Wednesday, 17 February 2016

Some changes in Excel 2016

One of my tasks I set myself for the beginning of 2016 was to have a proper look around Excel 2016 and get to understand the changes which came with it, along with deciding whether or not I should advise our clients to upgrade. So here are my thoughts after having really played with this new Excel version…

Reassuringly familiar
If you're currently using anything from Excel 2007 onwards, then the good news is that there's nothing you have to understand in order to get started on Excel 2016. There have been a few minor tweaks in the location of certain commands on the ribbons, but nothing you won't find pretty quickly. I briefly lost the Trendline, which has been moved from the “Layout” contextual menu to a right-click menu directly on the data series on the chart.

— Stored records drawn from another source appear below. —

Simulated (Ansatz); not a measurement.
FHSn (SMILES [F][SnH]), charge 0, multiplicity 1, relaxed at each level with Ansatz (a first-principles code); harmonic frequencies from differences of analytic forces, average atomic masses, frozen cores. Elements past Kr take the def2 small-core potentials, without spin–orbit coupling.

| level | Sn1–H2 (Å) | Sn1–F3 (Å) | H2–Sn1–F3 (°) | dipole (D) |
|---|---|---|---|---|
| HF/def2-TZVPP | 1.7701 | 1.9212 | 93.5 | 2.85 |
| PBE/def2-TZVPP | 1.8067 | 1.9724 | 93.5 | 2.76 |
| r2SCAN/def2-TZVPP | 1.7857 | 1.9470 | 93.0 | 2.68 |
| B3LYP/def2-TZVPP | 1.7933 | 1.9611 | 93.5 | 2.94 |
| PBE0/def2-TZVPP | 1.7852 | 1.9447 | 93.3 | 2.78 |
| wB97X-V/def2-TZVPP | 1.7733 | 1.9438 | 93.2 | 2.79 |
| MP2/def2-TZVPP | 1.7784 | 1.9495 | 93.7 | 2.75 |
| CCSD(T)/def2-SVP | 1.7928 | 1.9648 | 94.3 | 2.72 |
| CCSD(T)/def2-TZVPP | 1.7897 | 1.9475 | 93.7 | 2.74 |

I also found that the behaviour when grouping dates in Pivot Tables was very slightly different – some new boxes were ticked by default. Again, not a big deal, if slightly annoying.

Very pretty
Of course, this shouldn't be a consideration when considering a software upgrade, but the fact is that I just like Excel 2016. It's elegant, smooth and modern. It has nice animations when moving from one cell to another – rather than jumping straight there as in Excel 2010, the selection glides to the new cell very gracefully. The colours are nice. I just like it! Take a look at one of our videos to see it in action.

New and improved features
The main consideration should be whether the new features justify an upgrade. There are some improvements, as well as some new features which make this an attractive piece of software.

Improved autocomplete
In previous versions of Excel, the autocomplete in the formula bar brought up functions beginning with the letters typed. The improved version brings up any functions containing those letters. For example, if you've forgotten the function SUMPRODUCT but remembered it contained the word PRODUCT, you could begin typing and the SUMPRODUCT would be listed.

New functions
There are some great new functions available in Excel 2016. My favourite is the IFS function, which simplifies the use of nested IF statements to report on multiple criteria. Others include MAXIFS and MINIFS, which work the same way as the SUMIFS function from Excel 2007.

Recommended charts
One problem we often encounter when teaching or consulting in Excel is that users rarely understand which chart type is best for their data set. It's driven more by the data than by the look of the chart. The Recommended charts button suggests those charts best suited to a particular data type.


Other new features
There are other new features which are well-publicised, but in my opinion less useful, such as Excel 2016's ability to directly import data from a web page, such as Wikipedia. I can see that in theory this is useful, but in practice, it takes so little time to copy and paste from a web page, that the effort of importing automatically seems a little unnecessary.

“Cool” new language
Finally, it seems that Microsoft is trying to get “in with the kids”. Compare the language between the “save changes” dialogue in Excel 2010 and Excel 2016. It's a little more modern, I guess, but did make me chuckle that the boffins at Microsoft are now trying to be cool.

Excel 2010 


Excel 2016



So should you upgrade? Well, as with most things, it depends! If your current version is 2010 or 2013 and works well for you, then it's not urgent, although some of these new formulas could be useful. If you're on 2007 then please upgrade, because you're using a dreadful, buggy piece of software! Consider that sending a spreadsheet containing new functions to someone using an older version will cause problems, though.

As for me, I have upgraded to Excel 2016, but kept a copy of Excel 2010 for teaching purposes as it's still the most widely used Excel version and is a very robust, high-quality piece of software.

By , Director, Naturally Sales Ltd.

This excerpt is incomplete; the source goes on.